General SQL-style Operations on Cursors in SPL

 

After we retrieve data from the data source as a cursor in SPL, we can perform all SQL-style operations on the cursor, such as filtering, aggregation, inter-column calculations, sorting, grouping & aggregation, getting top-N & intra-group top-N, distinct, post-grouping distinct, and join to name a few. According to when the execution begins, there are delayed calculation and immediate calculation. In this essay, we take the large file as data source to explain how to achieve those operations on a SPL cursor.

1.   Filtering

A filtering operation selects records that meet the specified condition (s) from a data table.

Example: Get scores of students in class 10 from the following student scores table Students_scores.txt. The first row of the file contains column names, and detailed data begins from the second row, as shown below:


A

1

=file(“E:/txt/Students_scores.txt”).cursor@t()

2

=A1.select(CLASS==10)

3

=A2.fetch()

A1   Retrieve data from the specified file as a cursor; @t option reads the first row as column headers.

A2   Select records of class 10, which is a delayed calculation.

A3   Fetch desired records from A2’s cursor (Assume the selected records can fit into the memory, otherwise we must specify the number of rows to be fetched at a time), and, until now, the filtering action attached to the cursor begins to be executed.

 

2.  Aggregation

An aggregate operation summarizes data in a table.
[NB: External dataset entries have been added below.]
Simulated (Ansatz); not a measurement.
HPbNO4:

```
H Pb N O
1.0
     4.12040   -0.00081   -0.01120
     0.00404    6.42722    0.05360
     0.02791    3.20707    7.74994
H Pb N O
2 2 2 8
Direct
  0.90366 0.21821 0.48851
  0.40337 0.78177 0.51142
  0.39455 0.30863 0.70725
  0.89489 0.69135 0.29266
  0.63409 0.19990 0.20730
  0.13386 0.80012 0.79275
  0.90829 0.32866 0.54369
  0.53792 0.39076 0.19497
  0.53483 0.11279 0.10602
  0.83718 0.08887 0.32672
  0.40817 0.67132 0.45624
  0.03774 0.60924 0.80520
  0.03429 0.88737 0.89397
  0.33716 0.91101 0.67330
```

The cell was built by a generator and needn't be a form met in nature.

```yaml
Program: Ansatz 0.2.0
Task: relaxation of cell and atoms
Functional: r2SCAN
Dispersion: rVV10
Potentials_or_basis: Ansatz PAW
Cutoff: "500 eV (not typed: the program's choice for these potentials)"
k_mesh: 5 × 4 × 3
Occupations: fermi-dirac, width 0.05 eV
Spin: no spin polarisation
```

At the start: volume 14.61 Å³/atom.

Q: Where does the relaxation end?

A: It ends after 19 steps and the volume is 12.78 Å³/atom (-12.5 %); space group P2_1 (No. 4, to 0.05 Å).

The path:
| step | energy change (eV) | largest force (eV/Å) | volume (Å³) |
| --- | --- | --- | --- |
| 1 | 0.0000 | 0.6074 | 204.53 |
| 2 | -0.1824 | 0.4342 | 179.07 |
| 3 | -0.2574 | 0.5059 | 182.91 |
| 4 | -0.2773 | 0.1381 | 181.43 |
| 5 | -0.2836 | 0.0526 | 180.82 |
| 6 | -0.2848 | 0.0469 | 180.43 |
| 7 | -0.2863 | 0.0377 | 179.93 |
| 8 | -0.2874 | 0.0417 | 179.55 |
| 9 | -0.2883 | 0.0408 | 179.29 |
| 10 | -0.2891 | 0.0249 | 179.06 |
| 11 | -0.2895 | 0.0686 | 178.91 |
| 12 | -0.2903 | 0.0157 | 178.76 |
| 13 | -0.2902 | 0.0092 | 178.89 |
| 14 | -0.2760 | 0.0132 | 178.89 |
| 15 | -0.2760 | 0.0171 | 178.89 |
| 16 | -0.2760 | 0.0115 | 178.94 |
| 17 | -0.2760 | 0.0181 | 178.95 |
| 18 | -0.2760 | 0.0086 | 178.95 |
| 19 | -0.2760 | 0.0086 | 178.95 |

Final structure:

Example: Calculate the average Chinese score, the highest math score, and the total English score on all students.


A

1

=file(“E:/txt/Students_scores.txt”).cursor@t()

2

=A1.total(avg(Chinese),max(Math),sum(English))

A1   Retrieve data from the specified file as a cursor; @t option reads the first row as column headers.

A2   Calculate the average Chinese score, the highest math score, and the total English score, which are immediate calculations.

There are no aggregate functions, such as sum, avg and count, directly performed on a cursor since you can only traverse a cursor once and cannot execute aggregate functions one by one. The total function is used to achieve multiple aggregates on a cursor within one traversal.

 

3.   Inter-column calculations

The inter-column calculation performs a specific operation involving values of multiple columns.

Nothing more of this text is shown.